South Korea Company Registration
The followings are the four steps to establish a local subsidiary
(1) Foreign Investment Notification
(2) Incorporation Registration (Private business Registration)
(3) Business registration (jurisdictional tax office)
(4) foreign-invested business registration
The previous procedure is technically the same as the incorporation procedure applied to Korean citizens, except for the following steps: the foreign investment notification before the incorporation procedure and the foreign-invested company registration after the incorporation registration.
Procedure for Establishing a Local Corporation
MAY 16, 2023
JULY 7, 2023
Procedure for Establishing a Local Corporation
Foreign Investment Notification
(1) Notifier: Foreign investor or its proxy
* A power of attorney is necessary when a proxy completes a notification.
(2) Where: Korea, oversea investment KBCs of Korea, head office or branches of domestic bank or domestic branches of foreign banks
(3) Documents required:
Notification form of foreign investment in the form of acquisition or contribution of new shares
Individual Investor - Documents certifying investor's nationality (copy of passport)
Corporate Investor - Incorporation Certificate (Certificate issued by a foreign government agency, such as the Ministry of Commerce)
A power of attorney (when a proxy completes a notification)
(4) Processing time: on site
Remittance of Foreign Investment Capital
(1) Capital Remittance:
The capital can be sent to domestic banks from overseas or hand-carried through customs.

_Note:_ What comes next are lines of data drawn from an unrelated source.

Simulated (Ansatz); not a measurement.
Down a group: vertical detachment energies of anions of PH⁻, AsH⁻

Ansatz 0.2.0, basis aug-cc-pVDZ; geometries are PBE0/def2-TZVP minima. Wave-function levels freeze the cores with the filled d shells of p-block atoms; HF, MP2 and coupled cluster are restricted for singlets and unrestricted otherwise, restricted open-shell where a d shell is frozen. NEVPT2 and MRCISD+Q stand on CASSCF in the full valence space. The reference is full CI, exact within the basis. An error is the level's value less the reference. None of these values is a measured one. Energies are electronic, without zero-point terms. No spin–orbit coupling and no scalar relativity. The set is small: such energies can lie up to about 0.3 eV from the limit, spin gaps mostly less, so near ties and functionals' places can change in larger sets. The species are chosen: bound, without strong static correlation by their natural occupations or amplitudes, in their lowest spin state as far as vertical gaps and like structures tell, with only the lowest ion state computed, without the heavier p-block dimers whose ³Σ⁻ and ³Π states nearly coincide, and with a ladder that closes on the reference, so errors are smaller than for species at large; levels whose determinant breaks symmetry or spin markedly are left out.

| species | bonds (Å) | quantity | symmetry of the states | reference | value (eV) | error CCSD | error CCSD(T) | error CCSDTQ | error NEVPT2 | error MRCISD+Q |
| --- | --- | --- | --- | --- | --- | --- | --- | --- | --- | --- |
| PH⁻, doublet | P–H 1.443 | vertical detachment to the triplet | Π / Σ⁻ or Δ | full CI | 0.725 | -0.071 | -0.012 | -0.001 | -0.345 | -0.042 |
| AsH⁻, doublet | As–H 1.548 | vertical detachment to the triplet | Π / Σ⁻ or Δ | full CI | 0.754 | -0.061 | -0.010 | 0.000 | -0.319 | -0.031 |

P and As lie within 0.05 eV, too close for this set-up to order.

The capital is required to be declared at the customs office, where the certificate of declaration of foreign currency will be given.
(2) Remittance Account
A temporary account number is issued by a designated foreign exchange bank
Even without an account number, you can send and receive capitals using his or her or the bank’s information.
(3) Foreign-invested capital transferred will be converted into Korean currency and then transferred to a deposit account for the payment of stocks (securities subscription deposit account).
(4) Banks issue the securities subscription deposit certificate, which is necessary for the registration of incorporation.
※ In general, banks request the notarized forms of the articles of incorporation, the minutes of inaugural meetings, the minutes of board members meeting, and the certificate of stock receipt. However, this step differs from each bank, so you might want to check with your bank in advance.
4. Incorporation Registration
See the "Incorporation Registration” part.
5. Business Registration
See the "Business Registration: part.
6. Transfer of the paid-in capital to a corporate account
Once the incorporation registration and the business registration are completed, the company will become a legal entity and the paid-in capital deposited in the temporary account can be transferred to the corporate account.
※ When transferring the capital to the company account, the following documents are required: a certified copy of corporate registration, a certification of corporate seal impression, a corporate seal impression, a copy of business registration certificate, a seal for the account, an original copy of the representative director’s personal identification document. Please check with your bank in advance about the required documents as the lists of required documents vary depending on a bank.
7. Registration of foreign-invested companies
(1) Registration destination: the same place as the foreign investment notification was registered
(2) Registration Period: In 30 days from the day when the investment object has been fully paid
※ Usually, it is registered after receiving the business registration certificate from the jurisdictional tax office.
(3) Documents required (1 copy each):
○ Application form for foreign-invested company registration (see the appendix)
○ Original certified copy of corporate registration
○ Copy of certificate of purchase or deposit of foreign currency
○ Shareholder ledger
(4) After submitting the application along with the above documents, a foreign-invested company registration certificate will be issued. A certificate is required in the following cases.
○ Overseas remittance of investment returns or profit
* Once presenting a copy of foreign-invested company registration certificate, a certificate of resolution of the board of directors (with the dividends payout details stated) and a financial statement audited by a certified accountant, a foreign investor can remit the investment returns or profit overseas. This procedure has become much more simplified than the general overseas remittance.
○ D-8(business investment) Visa application:
※ Application for D-8 visa
① Destinations: Korea's investment consulting center, jurisdictional immigration office, Korean consulate generals abroad (except for Chinese citizens)
∙ Korea 's Investment Consulting Center: To change the visa status into visa D-8
∙ Immigration Office: Issuance of certificate for visa issuance confirmation and change of the visa status into visa D-8
② Documents required: a copy of certificate of completion of foreign investment notification, a certificate of foreign-invested company registration, a certified copy of corporate registration(or a a copy business registration certificate, a dispatch order (or an employment certificate), passport, visa application form, etc.